For the past couple of years I haven't had to spend even that much, because all I need to buy anymore is one packet of small white grubs, one packet of small black grubs, and two packets of jig heads in 1/8 and 1/16 oz.--about five bucks worth of stuff. I use 4-pound test line on an ultralight spinning setup.
Most days I fish the white grubs, and catch smallmouth, rock bass (no, not rockfish), river sunfish, catfish and chubs, along with the occasional wierdo like warmouth, largemouth, and trout. If it's mid-day and cloudless, I find that switching over to black works quite well to coax dormant fish into activity. I rarely hook into any kind of fish longer than 18 inches, but a smallmouth that size is an epic fight, and once or twice I've broken my line on a fish that big.
For those of you practicing catch-and-release, as I do, I highly recommend using a pair of pliers to pinch the barbs on your hooks, which hurts the fish less and makes it much, much easier to remove the hook (you'll also lose a lot more fish, but that's okay since they're just going right back, right?).
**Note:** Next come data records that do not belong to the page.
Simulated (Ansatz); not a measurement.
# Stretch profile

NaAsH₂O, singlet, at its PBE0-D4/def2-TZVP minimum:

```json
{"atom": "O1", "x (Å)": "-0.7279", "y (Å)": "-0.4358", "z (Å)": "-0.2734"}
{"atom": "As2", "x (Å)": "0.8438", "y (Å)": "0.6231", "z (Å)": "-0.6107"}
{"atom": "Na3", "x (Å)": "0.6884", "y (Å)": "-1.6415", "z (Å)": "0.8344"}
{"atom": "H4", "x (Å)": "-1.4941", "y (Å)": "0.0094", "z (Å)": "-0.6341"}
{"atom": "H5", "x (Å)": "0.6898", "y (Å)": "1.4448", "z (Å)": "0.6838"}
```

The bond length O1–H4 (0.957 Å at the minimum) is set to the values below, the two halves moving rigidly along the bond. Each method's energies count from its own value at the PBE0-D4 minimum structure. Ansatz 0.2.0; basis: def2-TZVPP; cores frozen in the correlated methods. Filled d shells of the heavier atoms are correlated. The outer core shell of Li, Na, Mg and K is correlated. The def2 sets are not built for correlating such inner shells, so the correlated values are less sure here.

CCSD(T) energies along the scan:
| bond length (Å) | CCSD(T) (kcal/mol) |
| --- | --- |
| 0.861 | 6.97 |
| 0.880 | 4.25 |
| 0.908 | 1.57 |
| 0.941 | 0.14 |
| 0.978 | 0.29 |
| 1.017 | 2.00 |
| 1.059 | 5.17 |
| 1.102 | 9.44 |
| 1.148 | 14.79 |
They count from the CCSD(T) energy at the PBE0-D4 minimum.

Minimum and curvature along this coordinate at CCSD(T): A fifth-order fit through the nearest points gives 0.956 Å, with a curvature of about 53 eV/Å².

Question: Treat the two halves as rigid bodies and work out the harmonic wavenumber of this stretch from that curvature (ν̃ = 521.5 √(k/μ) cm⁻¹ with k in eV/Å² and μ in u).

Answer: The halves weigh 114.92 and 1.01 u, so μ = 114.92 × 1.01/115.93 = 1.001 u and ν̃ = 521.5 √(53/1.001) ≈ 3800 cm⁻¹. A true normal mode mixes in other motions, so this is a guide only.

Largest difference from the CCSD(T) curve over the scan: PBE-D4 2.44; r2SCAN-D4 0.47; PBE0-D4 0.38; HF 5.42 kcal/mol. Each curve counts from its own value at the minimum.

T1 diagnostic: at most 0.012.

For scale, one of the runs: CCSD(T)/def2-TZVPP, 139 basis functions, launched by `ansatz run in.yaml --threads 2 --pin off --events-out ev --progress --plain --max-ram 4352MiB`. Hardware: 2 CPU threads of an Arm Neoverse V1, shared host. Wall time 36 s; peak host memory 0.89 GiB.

The grubs work well in any direction, unlike hardbaits which smallmouth only find attractive when they're cast from upstream down. I've had many days where I catch 30-50 fish and never have to change jig heads (the cheap Chinese-made Wal-Mart grubs rarely last more than five or ten fish before they're lost or destroyed).
I do still have a couple of Rapalas around, but I've pinched the barbs on them and clipped off one prong of each treble hook. That seems to make them wiggle a little differently in the water, but more importantly it hurts fish much less, is much less likely to stab the fish with the secondary hook, and seems less likely to get stuck in underwater cover.